How One Football Coach’s Son Is Today Changing The Landscape Of DEI

Donald Thompson is the CEO of The Diversity Movement, headquartered in Raleigh.

Growing up, Donald Thompson was the kid who was selling Jolly Ranchers in fifth grade. The appeal of entrepreneurship had taken hold of him early. 

As a child, Thompson said, it wasn’t necessarily about the money. It was about the choices his own money could provide.

If he relied on an allowance from his parents, he lacked control over how much he could get and what he could do with it. But if he found a way to create his own money, he could do whatever he wanted with it.

Decades later, this childhood lesson has clearly made a mark on Thompson. 
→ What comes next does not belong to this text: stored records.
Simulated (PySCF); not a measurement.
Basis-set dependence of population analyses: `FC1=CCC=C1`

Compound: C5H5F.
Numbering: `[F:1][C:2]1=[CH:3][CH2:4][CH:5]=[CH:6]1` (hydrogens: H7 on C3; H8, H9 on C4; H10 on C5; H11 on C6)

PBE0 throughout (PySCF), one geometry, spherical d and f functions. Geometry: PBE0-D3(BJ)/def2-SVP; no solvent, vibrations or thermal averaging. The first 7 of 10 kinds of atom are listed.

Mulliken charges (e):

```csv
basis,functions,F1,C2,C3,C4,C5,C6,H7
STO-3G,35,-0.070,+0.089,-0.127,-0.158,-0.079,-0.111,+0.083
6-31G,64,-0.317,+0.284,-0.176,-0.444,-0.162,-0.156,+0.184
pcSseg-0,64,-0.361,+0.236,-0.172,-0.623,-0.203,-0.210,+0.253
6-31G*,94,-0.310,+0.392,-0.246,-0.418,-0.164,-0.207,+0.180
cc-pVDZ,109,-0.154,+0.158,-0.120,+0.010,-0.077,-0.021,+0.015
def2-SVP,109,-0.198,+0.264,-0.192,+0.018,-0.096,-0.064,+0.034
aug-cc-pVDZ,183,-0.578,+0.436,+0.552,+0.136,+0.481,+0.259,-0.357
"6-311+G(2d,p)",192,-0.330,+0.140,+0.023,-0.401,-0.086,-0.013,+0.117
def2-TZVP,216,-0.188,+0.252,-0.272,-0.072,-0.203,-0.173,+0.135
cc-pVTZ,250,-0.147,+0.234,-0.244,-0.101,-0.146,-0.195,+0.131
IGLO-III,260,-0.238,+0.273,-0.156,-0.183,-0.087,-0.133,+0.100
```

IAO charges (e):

He’s a serial entrepreneur who currently runs The Diversity Movement as its CEO. The Diversity Movement is a DEI-centered tech, training and consulting startup based in Raleigh. At its core, The Diversity Movement is based on the principle that diversity, equity and inclusion should be interwoven into all aspects of a business because it drives greater retention and better team results.

But before Thompson was anywhere close to beginning his longstanding career, he was just a football coach’s son, one who had to navigate the culture shock of childhood moves across Louisiana, Connecticut, Pittsburgh, Kentucky and North Carolina.

With such a transient childhood, Thompson learned how to make friends quickly, notably by joining sports and becoming a part of a team.

“I always knew I didn’t want to be a coach like my dad in that football sense,” Thompson said. “But I knew that being a part of winning teams mattered. And if you have big goals, you couldn’t do them by yourself.”

Ultimately, Thompson did not have the traditional beginning to his career in business. He attended East Carolina University for a few years on a football scholarship, but when he realized he would not be making it into the NFL, he decided to leave to pursue his own entrepreneurial journey.

The son of a college football coach, Donald Thompson himself played football at East Carolina

“When I came out of school, it was really difficult to make my way in the world without that (college degree),” Thompson said. “That’s one of the things that I wouldn’t trade because it made me super hungry. It made me super tough in terms of how to get in the door when your pedigree wasn’t perfect.”

Thompson’s early jobs ranged from a Dollar General store manager to security roles. But his first professional sales job came at RTP-based Alphatronics (which was later acquired). Thompson said he was able to be successful in sales because hearing a “no” didn’t bother him. He would just keep plugging along to the next potential customer.

After moving to a sales role at iCube, Thompson worked his way up. After iCube was acquired by Adobe Systems, he became the CEO and president of the spinoff services company, growing it from 16 employees to 140 before an exit in 2014.

At around this time, Thompson also invested in a small marketing firm called Walk West, which he helped grow to a multimillion-dollar marketing agency. By 2019, more and more clients had started asking how they could shape their marketing to be more inclusive.

From these conversations, Thompson was becoming aware of just how big a gap existed in the market. Diversity, equity and inclusion were not being fully linked to better retention, and so businesses often neglected incorporating these values into their businesses from the inside out.

Truth be told, incorporating DEI into an organization helps reduce turnover, thereby increasing productivity and overall success as a company. This was the principle that Thompson founded The Diversity Movement on in 2020.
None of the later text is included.